Remember a spring rate has units of kg/m or kg/cm etc ....

Thanks
Matt

Yes, I think you're right. This can't be solved without knowing the velocity of the driver at the moment of impact.

This can be shown if you choose the velocity of the driver to be an unknown, $$u$$

The cushion absorbs the energy of the driver, find an equation describing this process and solve for $$k$$
It will become immediately apparent that the solution depends on $$u$$

Also, the units of a spring constant are $$\frac{N}{m}$$

I will contact the instructor to see if something was just accidentally omitted.

~John

I will contact the instructor to see if something was just accidentally omitted.

~John

The big clue to the fact this problem is unsolvable is that you cannot get a solution from dimensional analysis.

You are given mass, which has dimensions $$[M]$$ and distance, which has dimensions $$[L]$$.

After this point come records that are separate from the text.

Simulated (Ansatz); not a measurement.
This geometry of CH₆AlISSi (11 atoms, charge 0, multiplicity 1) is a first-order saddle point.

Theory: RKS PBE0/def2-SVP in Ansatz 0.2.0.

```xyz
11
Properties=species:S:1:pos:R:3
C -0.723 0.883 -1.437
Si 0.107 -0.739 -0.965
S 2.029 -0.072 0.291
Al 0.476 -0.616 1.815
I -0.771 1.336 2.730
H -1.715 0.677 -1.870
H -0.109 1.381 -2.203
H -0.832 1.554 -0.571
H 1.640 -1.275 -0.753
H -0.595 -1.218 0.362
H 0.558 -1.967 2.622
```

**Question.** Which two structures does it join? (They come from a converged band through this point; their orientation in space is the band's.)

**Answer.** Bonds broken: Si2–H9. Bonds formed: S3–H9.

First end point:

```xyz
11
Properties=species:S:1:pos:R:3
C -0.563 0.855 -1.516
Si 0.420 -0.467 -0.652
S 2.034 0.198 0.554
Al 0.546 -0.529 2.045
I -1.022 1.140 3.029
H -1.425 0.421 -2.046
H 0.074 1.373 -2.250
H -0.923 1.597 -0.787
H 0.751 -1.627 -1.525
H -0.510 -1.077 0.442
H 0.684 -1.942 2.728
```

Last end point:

You are asked to find the spring constant, $$k$$, which has dimensions $$[M][L][T]^{-2}[L]^{-1}$$ which is the same as $$[M][T]^{-2}$$

So as you can see, without some known quantity to provide the dimension of time, you cannot get a result, no matter how you arrange your data.

What you should do know, I think, is solve the problem as though $$u$$, the driver's initial velocity, were a known quantity. Just so you have a ready formula to plug the data into once you get word back from your instructor.

An interesting exercise would be to solve using dimensional analysis as well. :)